Roanoke Has Branded Region As an Outdoor Sports Mecca. Is There Still Room To Grow?
Despite the influx of endurance sports, the Roanoke region’s outreach efforts face concerns about long-term growth — both in infrastructure and diversity.
I accidentally moved to Roanoke in 1997 and experienced love at first sight. I rolled into town from Alabama on a crisp fall afternoon when the mountains were dressed up in peak color. A clerk at a local outdoors shop suggested my first hike should be the iconic McAfee Knob.
I spent the next two years exploring the region by foot and wheel. A bike shop gave me a paper map of the Carvins Cove trail system and I fell hard for the effort of pedaling to the top of the mountains. By 2004, my wife and I had bought a forever home in a leafy city neighborhood where we still reside after almost two decades.
Ours is not a unique story. Many transplants stick, and often it’s due to love of the outdoors and the Blue Ridge Mountains.
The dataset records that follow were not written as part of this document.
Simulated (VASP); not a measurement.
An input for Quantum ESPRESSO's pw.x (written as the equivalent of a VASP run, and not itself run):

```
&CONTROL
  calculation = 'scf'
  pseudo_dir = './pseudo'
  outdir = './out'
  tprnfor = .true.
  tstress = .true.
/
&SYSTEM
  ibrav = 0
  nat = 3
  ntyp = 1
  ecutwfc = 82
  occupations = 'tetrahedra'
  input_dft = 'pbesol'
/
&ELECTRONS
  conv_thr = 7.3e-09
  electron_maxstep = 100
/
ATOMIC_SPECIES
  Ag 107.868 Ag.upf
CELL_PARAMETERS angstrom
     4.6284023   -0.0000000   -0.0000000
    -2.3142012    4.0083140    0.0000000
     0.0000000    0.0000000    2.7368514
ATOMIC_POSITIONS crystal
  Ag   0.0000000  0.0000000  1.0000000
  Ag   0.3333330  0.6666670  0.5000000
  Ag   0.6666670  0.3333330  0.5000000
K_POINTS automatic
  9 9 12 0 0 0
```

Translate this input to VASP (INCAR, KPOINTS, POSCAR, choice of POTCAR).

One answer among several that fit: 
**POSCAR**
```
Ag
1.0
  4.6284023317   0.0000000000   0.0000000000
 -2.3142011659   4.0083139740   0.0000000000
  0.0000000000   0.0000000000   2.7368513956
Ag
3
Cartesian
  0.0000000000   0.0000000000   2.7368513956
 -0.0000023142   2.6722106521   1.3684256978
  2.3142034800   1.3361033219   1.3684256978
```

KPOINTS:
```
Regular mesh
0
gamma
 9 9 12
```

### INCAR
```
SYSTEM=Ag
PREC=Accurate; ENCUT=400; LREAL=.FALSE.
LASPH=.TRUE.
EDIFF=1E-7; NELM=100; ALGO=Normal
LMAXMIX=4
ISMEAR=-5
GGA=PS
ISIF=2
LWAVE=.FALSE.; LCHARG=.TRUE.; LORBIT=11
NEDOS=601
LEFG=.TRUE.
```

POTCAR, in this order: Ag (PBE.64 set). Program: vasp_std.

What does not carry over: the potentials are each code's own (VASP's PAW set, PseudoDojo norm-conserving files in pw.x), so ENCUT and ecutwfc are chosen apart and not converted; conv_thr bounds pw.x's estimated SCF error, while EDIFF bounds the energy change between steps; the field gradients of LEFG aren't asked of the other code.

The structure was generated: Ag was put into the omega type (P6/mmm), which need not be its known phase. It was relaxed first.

It’s become such a common story, in fact, that in the mid-2000s local governments created Roanoke Outside, whose stated mission is “creating economic growth by leveraging natural assets to attract investment and talent.” In 2012, local leaders doubled down on the outdoor focus with the rebranding of the Roanoke Valley Convention and Visitors Bureau as Visit Virginia’s Blue Ridge. Combined, Roanoke Regional Partnership, Roanoke Outside’s parent organization, and Visit VBR have 22 full-time staff and several additional part-time employees, dedicated to outdoor branding, tourism, and economic development generally.